Understanding the Federal Government’s Rapid Adoption of Cloud

One of the biggest trends in the IT industry at the moment is enterprise adoption of the public cloud. It’s obvious that it’s been accelerating over the recent years, but perhaps more importantly, Federal agencies are beginning to take a serious look at the cloud in an effort to reform IT and to achieve greater agility and operational efficiencies. In fact, according to recent data by various integrators and tech companies, U.S. government agencies are moving to the cloud and away from their own in-house data centers faster than private corporations.

According to Gartner and IDC, if you look at the capital expenditures, approximately $392 billion in total IT spend on the cloud will take place in 2017. That’s a massive number, and Federal agencies are starting to represent a big proportion of that:

One of the big reasons we are seeing so much momentum is due to the Federal Government’s “cloud‑first philosophy”, which was first described by former Federal CIO Vivek Kundra as an important aspect of government in order to remove so-called “inefficiencies” in the way IT is currently delivered.

The Office of Management and Budget (OMB) further refined it into a  25‑point plan to reform federal information technology. Essentially what the cloud‑first philosophy states is that if a federal agency is going to be rolling out a new application, they are required to stage it in the cloud first before they determine that the cloud doesn’t meet their needs. The overarching driver here is to reduce overall IT infrastructure costs and assist Federal agencies in the rapid deployment of new applications.

 …inefficiencies negatively impact the Federal Government’s ability to serve the American public

— Vivek Kundra

Although Cloud First was announced in February 2011, it wasn’t until 2015 that things really picked up, mostly due to ‘pre-qualified’ cloud offerings by the likes of cloud giants Amazon and Microsoft, with appropriate contract vehicles in place and embedded security offerings in order to simplify the ordering process for Federal agencies.

If we think about why Federal agencies are moving to the cloud, the main driver here is so that we can outsource the management of IT and focus on business objectives. And by moving to the cloud, we’re essentially relying on the cloud provider to manage all of the IT assets.  We don’t have to deal with the cumbersome aspects of IT management and we can spin up resources as needed, thereby reducing time to roll out new applications.

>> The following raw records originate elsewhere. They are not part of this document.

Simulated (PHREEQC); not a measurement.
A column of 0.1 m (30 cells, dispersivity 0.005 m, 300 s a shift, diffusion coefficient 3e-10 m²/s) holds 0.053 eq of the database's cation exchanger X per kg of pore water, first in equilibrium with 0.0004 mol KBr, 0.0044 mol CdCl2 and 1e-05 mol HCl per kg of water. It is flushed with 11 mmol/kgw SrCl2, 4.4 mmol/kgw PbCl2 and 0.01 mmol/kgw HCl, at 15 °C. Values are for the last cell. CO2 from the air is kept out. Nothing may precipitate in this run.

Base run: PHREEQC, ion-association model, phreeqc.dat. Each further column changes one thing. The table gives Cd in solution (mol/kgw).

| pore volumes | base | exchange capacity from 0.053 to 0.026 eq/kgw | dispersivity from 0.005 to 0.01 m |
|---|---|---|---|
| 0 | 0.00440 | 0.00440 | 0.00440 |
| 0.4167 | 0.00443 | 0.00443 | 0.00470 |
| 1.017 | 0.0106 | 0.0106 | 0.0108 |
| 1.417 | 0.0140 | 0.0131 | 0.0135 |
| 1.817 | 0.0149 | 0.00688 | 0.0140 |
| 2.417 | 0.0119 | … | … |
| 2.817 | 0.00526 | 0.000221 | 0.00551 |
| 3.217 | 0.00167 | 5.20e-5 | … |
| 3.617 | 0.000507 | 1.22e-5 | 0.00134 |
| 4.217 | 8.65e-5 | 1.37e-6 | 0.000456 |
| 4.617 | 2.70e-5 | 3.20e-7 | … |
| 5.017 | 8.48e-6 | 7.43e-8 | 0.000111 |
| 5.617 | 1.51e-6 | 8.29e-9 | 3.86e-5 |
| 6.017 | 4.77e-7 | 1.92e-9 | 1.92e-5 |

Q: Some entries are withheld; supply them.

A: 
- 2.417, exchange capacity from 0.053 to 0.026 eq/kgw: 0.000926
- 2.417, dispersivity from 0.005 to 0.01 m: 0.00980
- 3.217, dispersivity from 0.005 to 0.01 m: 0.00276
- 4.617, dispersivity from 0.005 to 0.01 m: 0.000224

Another big driver is the elasticity of the cloud — when applications require more resources than normal, as might be the case during certain key government activities (think IRS filings in April, or periodic census bureau activities), the ability to elastically scale out and take advantage of the burst capability of the cloud is highly attractive to CIOs. If they were running these applications in-house, they would need to provision excess capacity that would go largely unused under normal circumstances.

This cloud‑first philosophy is therefore driving a lot of applications to the public cloud. But it’s also important to note that the public cloud is not a panacea for everything. I think the definition of the Federal Government’s “Cloud First” philosophy should be refined to ensure that private cloud technologies are likewise evaluated. And although this might seem anathema to our goals considering the move to the public cloud is done to reduce costs, the truth of the matter is that only about 25% percent of virtualized workloads are best served by public cloud offerings. The public cloud can often times be more expensive than in-house private clouds especially if agencies are paying for on-demand usage as this tends to be much more expensive than utilizing a simplified in-house architecture for predictable workloads. There is where companies like Nutanix, with their Hyperconverged architecture come to play, by bringing public cloud technologies in-house, simplifying private cloud data center operations and allowing for scalable and economically efficient pay-as-you-grow business models.

So while I expect to see more movement towards the public cloud in the near future, the ability to seamlessly move workloads between private and public clouds seem to offer the best of both worlds. In that regard, unified hybrid cloud models will become more attractive as agencies begin to realize that they can run predictable workloads much cheaper in-house in their private clouds, and move them temporarily to the public cloud when they need additional burst capability. By allowing workloads to move between private and public clouds as computing needs and costs change, hybrid cloud gives businesses greater flexibility and more data deployment options.